Cash-strapped homeowners who are forced to sell their homes would gain some relief under a bill approved Monday by the state Senate.
Homeowners who are losing their homes to foreclosure will no longer be forced to pay the municipal portion of the conveyance tax. Currently, the municipal portion amounts to $420 on a $300,000 home.
The exemption was sought by the state's Realtors in a radio commercial that played in recent days and asked listeners to call their legislators in order to pass the exemption.
The foreclosure provision was part of a larger bill that extended the municipal portion of the state's tax on real estate transfers for one year.
Without the extension, the portion of the tax that is directed to cities and towns would expire as of July 1. The issue had prompted a battle over the past seven years between real estate agents and the Connecticut Conference of Municipalities, which represents most cities and towns. CCM strongly favors the tax because it generates about $25 million annually for cities and towns.
The Senate voted, 32 to 4, before 3 p.m. for the one-year extension. Four Republicans - Senators Dan Debicella of Shelton, L. Scott Frantz of Greenwich, Toni Boucher of Wilton, and Anthony Guglielmo of Stafford Springs - voted against the measure.
"People have seen the prices of their homes drop 10, 20, 30 percent since they purchased them, and now we're going to be hitting them with an additional tax,'' said Debicella, who is running for Congress in the Fourth Congressional District against Democratic incumbent Jim Himes. "I cannot do this to the homeowners of Connecticut.''
Guglielmo said the leaders of the 13 towns that he represents have worked hard to control spending.
"I think it's a very unfair tax - the conveyance tax,'' Guglielmo said on the Senate floor. "Most people don't expect it when they go to a closing. ... Then we whack them with a pretty heavy burden.''
One of the most tragic consequences of the subprime mortgage crisis has been the toll minorities have paid. Republicans point to Fannie Mae, Freddie Mac and ACORN as the mortgage Satans of the 21st century, but the truth is something else entirely.
Here's one example:
For two decades, Tyrone Banks was one of many African-Americans who saw his economic prospects brightening in this Mississippi River city.
A single father, he worked for FedEx and also as a custodian, built a handsome brick home, had a retirement account and put his eldest daughter through college.
Then the Great Recession rolled in like a fog bank. He refinanced his mortgage at a rate that adjusted sharply upward, and afterward he lost one of his jobs. Now Mr. Banks faces bankruptcy and foreclosure.
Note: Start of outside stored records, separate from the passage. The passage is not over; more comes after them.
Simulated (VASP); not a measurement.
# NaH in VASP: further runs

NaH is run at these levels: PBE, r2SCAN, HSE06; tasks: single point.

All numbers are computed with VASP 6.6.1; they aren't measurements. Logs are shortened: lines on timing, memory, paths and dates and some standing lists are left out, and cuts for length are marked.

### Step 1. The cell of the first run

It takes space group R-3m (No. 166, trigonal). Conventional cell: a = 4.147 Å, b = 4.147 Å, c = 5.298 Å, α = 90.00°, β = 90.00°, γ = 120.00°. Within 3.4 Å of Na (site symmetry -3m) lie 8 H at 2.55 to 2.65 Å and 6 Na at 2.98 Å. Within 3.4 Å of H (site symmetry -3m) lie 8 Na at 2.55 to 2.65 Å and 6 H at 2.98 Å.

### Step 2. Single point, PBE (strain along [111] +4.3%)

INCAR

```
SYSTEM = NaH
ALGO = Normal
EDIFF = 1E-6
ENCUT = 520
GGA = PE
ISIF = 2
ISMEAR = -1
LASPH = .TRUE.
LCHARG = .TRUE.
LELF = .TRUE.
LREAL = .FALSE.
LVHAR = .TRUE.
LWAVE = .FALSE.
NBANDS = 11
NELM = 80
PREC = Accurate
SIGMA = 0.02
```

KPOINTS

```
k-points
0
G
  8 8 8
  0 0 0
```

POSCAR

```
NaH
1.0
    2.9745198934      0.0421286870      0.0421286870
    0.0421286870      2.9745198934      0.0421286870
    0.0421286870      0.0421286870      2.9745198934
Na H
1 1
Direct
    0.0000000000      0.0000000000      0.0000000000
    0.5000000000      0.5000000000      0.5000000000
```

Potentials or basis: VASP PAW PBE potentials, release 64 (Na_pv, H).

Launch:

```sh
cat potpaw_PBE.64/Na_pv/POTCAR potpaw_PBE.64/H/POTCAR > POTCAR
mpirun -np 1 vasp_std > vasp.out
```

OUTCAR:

“I’m going to tell you the deal, plain-spoken: I’m a black man from the projects and I clean toilets and mop up for a living,” said Mr. Banks, a trim man who looks at least a decade younger than his 50 years. “I’m proud of what I’ve accomplished. But my whole life is backfiring.”
Like so many, Mr. Banks was lured by the promises made by the big banks like Wells Fargo and others: Refinance your home, take out some money for yourself, and hey, the interest rate will be low...for awhile, anyway.
The squeeze came for him when the interest rates on that variable rate mortgage rose and his income dropped. While it's not limited to minority borrowers, the impact on minority communities has been deeper than on white communities, largely because the unemployment rate is much higher.
Black middle-class neighborhoods are hollowed out, with prices plummeting and homes standing vacant in places like Orange Mound, White Haven and Cordova. As job losses mount — black unemployment here, mirroring national trends, has risen to 16.9 percent from 9 percent two years ago; it stands at 5.3 percent for whites — many blacks speak of draining savings and retirement accounts in an effort to hold onto their homes. The overall local foreclosure rate is roughly twice the national average.
It appears that the higher foreclosure rate is no accident. In fact, it seems that Wells Fargo targeted minorities to market higher-risk loans. At least, that's the accusation causing federal authorities to take a closer look at their lending practices there.
Camille Thomas, a 40-year-old African-American, loved working for Wells Fargo. “I felt like I could help people,” she recalled over coffee.
As the subprime market heated up, she said, the bank pressure to move more loans — for autos, for furniture, for houses — edged into mania. “It was all about selling your units and getting your bonus,” she said.
What follows next is a story told across the country, but when the scam is played on a community just beginning to get a toehold on forward economic progress, the setback is one that may take more than a generation to overcome.
She described tricks of the trade, several of dubious legality. She said supervisors had told employees to white out incomes on loan applications and substitute higher numbers. Agents went “fishing” for customers, mailing live checks to leads. When a homeowner deposited the check, it became a high-interest loan, with a rate of 20 to 29 percent. Then bank agents tried to talk the customer into refinancing, using the house as collateral.
Ask a conservative and they'll tell you those people shouldn't have believed they'd get something for nothing. Well, I beg to differ. In the subprime heyday, phone calls rolled in here at record pace, promising us we could refinance our home and pull out enough cash to retire. When our middle son graduated from high school we were inundated with offers to refinance to send him to college. We had already been stung during the S&L crisis, so we knew it was a scam. But to the uninitiated, it seemed like a step up.
But then, look what happens:
Two years ago, his doorbell rang, and two men from Wells Fargo offered to consolidate his consumer loans into a low-cost mortgage.“I thought, ‘This is great! ’ ” Mr. Banks says. “When you have four kids, college expenses, you look for any savings.”
What those men did not tell Mr. Banks, he says (and Ms. Thomas, who studied his case, confirms), is that his new mortgage had an adjustable rate. When it reset last year, his payment jumped to $1,700 from $1,200.
We've heard all of these stories before, but in Memphis the result is deep, dire and depressing.
“We’re wiping out whatever wealth blacks have accumulated — it assures racial economic inequality for the next generation,” said Thomas M. Shapiro, director of the Institute on Assets and Social Policy at Brandeis University.